Let’s dive deep into some major culprits that make revenue leakage a recurring problem for subscription businesses. 

Business Complexities 

Your revenue management complexities grow as your business scales in different geographies, expanding its customer base. When it comes to billing and collections, you need to watch out for the following:

  • Discounts, coupons, upgrades, and service downgrades or pauses
  • Collecting payments from customers on multiple billing terms, and different geographies
  • Reliable reports to track your revenue engine and churn rates identify cancellation patterns to make your customer stay
  • Tackling involuntary churn due to payment failures

You must face the truth that billing workarounds just won’t cut it. You need a reliable infrastructure that can handle these complexities, track and bill on the one hand, and manage invoice payments, disputes, and collections on the other. Otherwise, you’ll end up losing your intended earnings because of seemingly small mistakes like incorrect invoices, and payment failures.

Non-scalable Legacy Processes

Traditional systems rely on manual entries and human intervention, ultimately leading to heartburn. For example, if your accounting team manages revenue recognition manually and fails to recognize revenue on time. This can result in serious consequences, such as financial restatements, inaccurate valuation, loss of investor and customer confidence, and hefty fines. 

With the complexity of subscription-based revenue models, managing accurate revenue reporting and being ASC 606 / IFRS 15 compliant manually becomes increasingly tricky. The case of Synchronoss Technologies Inc., which was charged by the SEC for improper accounting of revenues from 2013 through 2017, resulting in a $12.5 million civil penalty, highlights the importance of accurate revenue recognition to prevent revenue leakage and the legal and financial consequences of getting it wrong.

Mindset

The leak that could ultimately drown your ship is the mindset. You must keep the spirit of experimentation alive, challenge assumptions and prioritize low-cost, high-impact experiments. Automating your mundane tasks allows you to focus on experimentation and maximize revenue without losing out on opportunities.  For example, an outdated or poorly designed pricing strategy can leave customers unsure of the value of your product or service leading to revenue loss.But, if you focus on evaluating your current pricing model against industry benchmarks, testing tiered or usage-based pricing, and gathering customer feedback to better understand your product’s perceived value, you can optimize your product/ service for maximum revenue. 

Remember, even small bets can lead to significant initiatives. Superfoods, a natural, plant-based product company, observed 4x revenue growth in 12 months by continuously iterating its pricing strategy with the help of Chargebee. 

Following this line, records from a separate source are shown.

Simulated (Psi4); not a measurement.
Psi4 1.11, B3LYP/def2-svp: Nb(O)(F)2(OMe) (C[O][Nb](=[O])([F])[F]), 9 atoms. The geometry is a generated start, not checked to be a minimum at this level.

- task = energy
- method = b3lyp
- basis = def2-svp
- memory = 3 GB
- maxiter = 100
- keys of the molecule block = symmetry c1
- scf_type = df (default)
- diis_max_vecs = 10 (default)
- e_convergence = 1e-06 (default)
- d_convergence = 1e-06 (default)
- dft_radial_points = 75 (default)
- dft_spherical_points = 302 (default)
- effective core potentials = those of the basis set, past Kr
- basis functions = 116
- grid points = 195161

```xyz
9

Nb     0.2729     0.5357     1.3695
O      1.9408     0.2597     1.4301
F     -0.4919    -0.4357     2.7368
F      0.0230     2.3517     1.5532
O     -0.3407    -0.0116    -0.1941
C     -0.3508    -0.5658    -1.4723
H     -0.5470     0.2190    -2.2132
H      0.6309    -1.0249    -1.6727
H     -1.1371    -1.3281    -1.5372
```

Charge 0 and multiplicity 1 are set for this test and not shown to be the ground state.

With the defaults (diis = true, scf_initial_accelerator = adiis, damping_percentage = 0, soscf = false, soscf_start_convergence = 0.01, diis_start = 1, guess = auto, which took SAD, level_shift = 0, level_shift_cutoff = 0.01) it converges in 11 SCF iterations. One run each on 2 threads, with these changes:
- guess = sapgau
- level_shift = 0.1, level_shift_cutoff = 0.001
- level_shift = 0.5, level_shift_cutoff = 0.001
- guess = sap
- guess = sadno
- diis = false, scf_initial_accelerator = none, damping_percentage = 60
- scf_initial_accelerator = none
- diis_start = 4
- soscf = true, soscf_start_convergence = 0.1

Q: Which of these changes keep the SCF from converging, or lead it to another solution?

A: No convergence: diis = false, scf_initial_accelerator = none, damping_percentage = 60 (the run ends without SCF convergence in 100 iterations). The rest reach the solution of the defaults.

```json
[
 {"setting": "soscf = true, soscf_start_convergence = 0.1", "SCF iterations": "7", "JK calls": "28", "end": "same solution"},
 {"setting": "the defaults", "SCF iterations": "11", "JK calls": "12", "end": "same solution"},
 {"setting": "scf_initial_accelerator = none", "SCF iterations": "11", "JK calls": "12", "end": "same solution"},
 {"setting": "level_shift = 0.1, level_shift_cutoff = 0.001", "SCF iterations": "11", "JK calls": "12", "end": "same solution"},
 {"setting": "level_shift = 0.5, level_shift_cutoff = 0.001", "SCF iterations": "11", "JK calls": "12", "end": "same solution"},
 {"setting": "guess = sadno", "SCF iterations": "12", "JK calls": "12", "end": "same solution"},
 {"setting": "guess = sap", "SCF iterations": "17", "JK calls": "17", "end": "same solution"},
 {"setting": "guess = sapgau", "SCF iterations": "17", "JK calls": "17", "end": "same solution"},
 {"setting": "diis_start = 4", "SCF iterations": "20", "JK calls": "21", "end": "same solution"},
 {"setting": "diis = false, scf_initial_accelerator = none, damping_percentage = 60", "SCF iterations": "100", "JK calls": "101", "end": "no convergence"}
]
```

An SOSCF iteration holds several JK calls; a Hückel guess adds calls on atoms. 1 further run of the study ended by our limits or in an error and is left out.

Sealing the Cracks: Strategies for Revenue Recovery

Here are a few tactical measures that can help you plug the revenue holes, making your revenue management truly adaptive:

Keep customers at the very center of your Revenue Management 

For effective revenue management, it’s essential to recognize that every customer is different and manages their payments uniquely. By analyzing customer data and insights, you can develop customized payment recovery plans that cater to the specific requirements of each customer segment. 

If you rely on automated retries and generic dunning emails to recover CoF (Card on File) payment failure payments, chances are it’ll start a domino effect of bad customer experience resulting in a canceled subscription of your most loyal customers.

Alternatively, if you’re able to communicate with your customer:

  • Why the payment failed
  • If it was from your end, state the reason with a quick apology and assure them of a resolution 
  • If it was from the customer’s end, suggest what they can do to prevent it
  • Embed the follow-up communication with payment links to make the payment again

You’ll have better chances of getting that money in your bank, winning extra points for a smooth customer experience. With Chargebee Receivables, you can proactively tackle payment failures and late payments to prevent revenue leakage and cash flow issues by: 

(1) Uncovering the Reason behind Failed Payments

(2) Segmenting Customers Based on Failed Payments Errors

(3) Setting up Retries and Auto-Engagement Workflows

Measure the right metrics, at the right time

Edwards Deming’s famous quote, “In God we trust, all others must bring data.” underscores the need for data and evidence-based decision-making in business. Even after significant technological advancements, According to a 2023 Deloitte survey of tech CFOs, 70% cited inadequate technologies or systems as a challenge to driving data insights. 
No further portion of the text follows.